He served as senior pastor at Simi Valley Community Church for five years until 1990, and then until 1994 at Horizons Community Church in Diamond Bar, CA. The Ortbergs moved from California to Illinois for John and his wife, Nancy to serve as teaching pastors at Willow Creek Community Church in South Barrington, Illinois for the next decade.
While living in the Chicagoland area, in March 1997 John and Nancy gave the McManis Lectureship Chapel “Recovering an Evangelical Spirituality” on the campus of Wheaton College.
Since 2003 he has served as Senior Pastor of the 4,000 member Menlo Park Presbyterian Church in California. Ortberg is also an author of such Zondervan titles as the 2002 Christianity Today Book Award winner If You Want to Walk on Water, You’ve Got to Get Out of the Boat (2001) and the 2008 ECPA Christian Book Award winner When the Game is Over, It All Goes Back in the Box.

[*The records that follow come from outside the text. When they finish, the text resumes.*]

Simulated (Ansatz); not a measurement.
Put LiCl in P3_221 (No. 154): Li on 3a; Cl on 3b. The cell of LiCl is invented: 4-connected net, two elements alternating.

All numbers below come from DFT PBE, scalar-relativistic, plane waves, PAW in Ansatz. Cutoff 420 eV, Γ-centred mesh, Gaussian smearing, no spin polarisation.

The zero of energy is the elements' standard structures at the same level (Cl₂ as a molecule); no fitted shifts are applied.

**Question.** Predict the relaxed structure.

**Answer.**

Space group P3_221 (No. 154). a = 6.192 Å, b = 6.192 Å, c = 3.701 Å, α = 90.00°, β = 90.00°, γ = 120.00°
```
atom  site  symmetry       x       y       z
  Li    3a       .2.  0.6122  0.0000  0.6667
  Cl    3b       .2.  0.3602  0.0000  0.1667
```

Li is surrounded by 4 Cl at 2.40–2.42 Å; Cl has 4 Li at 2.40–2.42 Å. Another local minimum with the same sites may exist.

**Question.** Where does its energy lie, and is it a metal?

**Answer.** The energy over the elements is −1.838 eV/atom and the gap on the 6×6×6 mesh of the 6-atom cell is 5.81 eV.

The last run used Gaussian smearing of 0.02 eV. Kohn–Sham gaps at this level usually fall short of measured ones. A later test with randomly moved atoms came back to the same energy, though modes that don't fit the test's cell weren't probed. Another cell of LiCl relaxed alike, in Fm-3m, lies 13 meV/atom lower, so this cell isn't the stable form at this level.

In January 2007 Pastor Ortberg returned to Wheaton and addressed the campus for Spring Special Services in a series of messages entitled “Adventures in Faith.” His pastorate at Menlo Park was also highlighted along with other alumni in the Wheaton Magazine (Winter 2007) issue.
The Ortbergs have three children (Laura, Mallory and John) and live in Menlo Park, CA.